Every year Nuffield Ireland scholars travel with a group of their peers on a defined study tour.  This element of the scholarship is called the Global Focus Program (GFP) and it aims to do just that – provide a global perspective to the scholars in advance of them commencing their individual travel and topics of study.

The GFP group that commenced their tour in China (there are a number of different routes) traveled from Asia (Singapore, Philippines, Hong Kong, China), through Germany before visiting Ireland for six days at the beginning of July before moving on to Washington DC and Texas.

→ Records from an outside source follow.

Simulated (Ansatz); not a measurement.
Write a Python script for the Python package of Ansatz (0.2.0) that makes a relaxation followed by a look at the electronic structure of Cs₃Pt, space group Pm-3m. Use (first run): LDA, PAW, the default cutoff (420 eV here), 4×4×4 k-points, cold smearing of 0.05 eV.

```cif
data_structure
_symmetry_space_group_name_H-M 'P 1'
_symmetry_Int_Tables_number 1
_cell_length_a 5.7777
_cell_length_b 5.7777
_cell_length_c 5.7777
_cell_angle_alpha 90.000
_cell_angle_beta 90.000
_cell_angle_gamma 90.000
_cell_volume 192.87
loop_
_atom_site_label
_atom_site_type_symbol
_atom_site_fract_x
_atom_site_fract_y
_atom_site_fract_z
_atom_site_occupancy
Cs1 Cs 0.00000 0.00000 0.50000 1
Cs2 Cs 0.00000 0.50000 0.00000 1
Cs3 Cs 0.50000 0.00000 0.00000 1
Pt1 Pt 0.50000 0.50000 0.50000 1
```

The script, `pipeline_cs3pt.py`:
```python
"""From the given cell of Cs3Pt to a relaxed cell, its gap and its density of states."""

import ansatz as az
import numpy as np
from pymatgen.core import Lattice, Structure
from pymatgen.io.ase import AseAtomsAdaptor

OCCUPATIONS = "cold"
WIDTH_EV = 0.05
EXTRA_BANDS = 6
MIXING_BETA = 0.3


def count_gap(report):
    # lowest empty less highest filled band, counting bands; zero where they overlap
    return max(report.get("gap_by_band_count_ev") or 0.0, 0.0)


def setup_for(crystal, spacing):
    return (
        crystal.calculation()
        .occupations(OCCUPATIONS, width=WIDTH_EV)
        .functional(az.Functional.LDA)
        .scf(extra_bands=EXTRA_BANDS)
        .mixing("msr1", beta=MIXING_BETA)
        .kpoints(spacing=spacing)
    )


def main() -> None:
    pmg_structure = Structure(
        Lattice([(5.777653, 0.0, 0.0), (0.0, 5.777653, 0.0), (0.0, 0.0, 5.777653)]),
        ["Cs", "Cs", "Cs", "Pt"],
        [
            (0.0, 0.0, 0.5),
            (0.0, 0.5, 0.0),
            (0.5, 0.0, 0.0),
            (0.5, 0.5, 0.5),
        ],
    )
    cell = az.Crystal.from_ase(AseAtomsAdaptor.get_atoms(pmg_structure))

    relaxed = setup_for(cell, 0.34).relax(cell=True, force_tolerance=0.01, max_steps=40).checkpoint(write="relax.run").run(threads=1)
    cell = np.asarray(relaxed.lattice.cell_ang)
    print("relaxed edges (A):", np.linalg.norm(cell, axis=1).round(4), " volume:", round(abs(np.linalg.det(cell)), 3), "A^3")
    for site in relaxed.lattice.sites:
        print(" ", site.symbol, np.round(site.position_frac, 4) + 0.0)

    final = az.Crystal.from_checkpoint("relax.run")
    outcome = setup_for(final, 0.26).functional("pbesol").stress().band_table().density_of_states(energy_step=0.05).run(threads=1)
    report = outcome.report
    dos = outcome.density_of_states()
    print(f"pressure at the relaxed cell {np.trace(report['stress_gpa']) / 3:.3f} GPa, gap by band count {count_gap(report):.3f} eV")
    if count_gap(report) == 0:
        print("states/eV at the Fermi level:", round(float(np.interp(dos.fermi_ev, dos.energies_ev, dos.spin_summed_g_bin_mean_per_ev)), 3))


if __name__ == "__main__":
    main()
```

On 2 July Nuffield Ireland organised an event, the purpose of which was to meet with the GFP scholars and hear about what they have learned. On the night we got an insight into issues facing agriculture in their sector and their home country and how they intend to apply their Nuffield scholarship experience in the future.

We also heard from Aisling Meehan, 2011 scholar, about how the Nuffield experience has impacted her life and work.

Key points from Irish leg of GFP from the the perspective of the traveling Group:

  • Beef Industry – Big challenges on the horizon. Dynamic evolution of beef strategy required but this strategy was not clear during the trip.
  • Over-dependence on subsidies in this sector but question asked – how does this culture of subsidies add value to the industry and does it discourage Innovation?
  • Dairy Knowledge transfer necessary to assist beef industry.
  • ‘Dairy Country’ – very evident throughout the trip especially portrayed in Kerry Group, Dairymaster and Teagasc Open Day. Critical to compete in dairy on a global scale as Irish dairy presence was not particularly evident in Asian aspect of GFP.
  • The continued development and marketing of Ireland’s Green imagine important.
  • Brand Ireland – ’Don’t lose our roots’ – what was particularly evident throughout the trip was the Irish Agricultural link to community and consumers which is a great competitive advantage.
  • Negative consumer perception evident in Europe particularly Germany but this negative attitude was not evident in Ireland. This link to the consumer must be protected!
  • Land Ownership – Need policy to enable / encourage land sales or rental for further expansion and efficiencies. Dairy was potentially restricted by land size and scale.
  • Tillage – industries visited had developed from family businesses to agribusiness and this ‘focus’ the group believed contributed to their success.
  • Agri-tourism – Huge area for opportunity and growth. It is vital to capitalise on this & have effective ‘joined up’ strategy in place.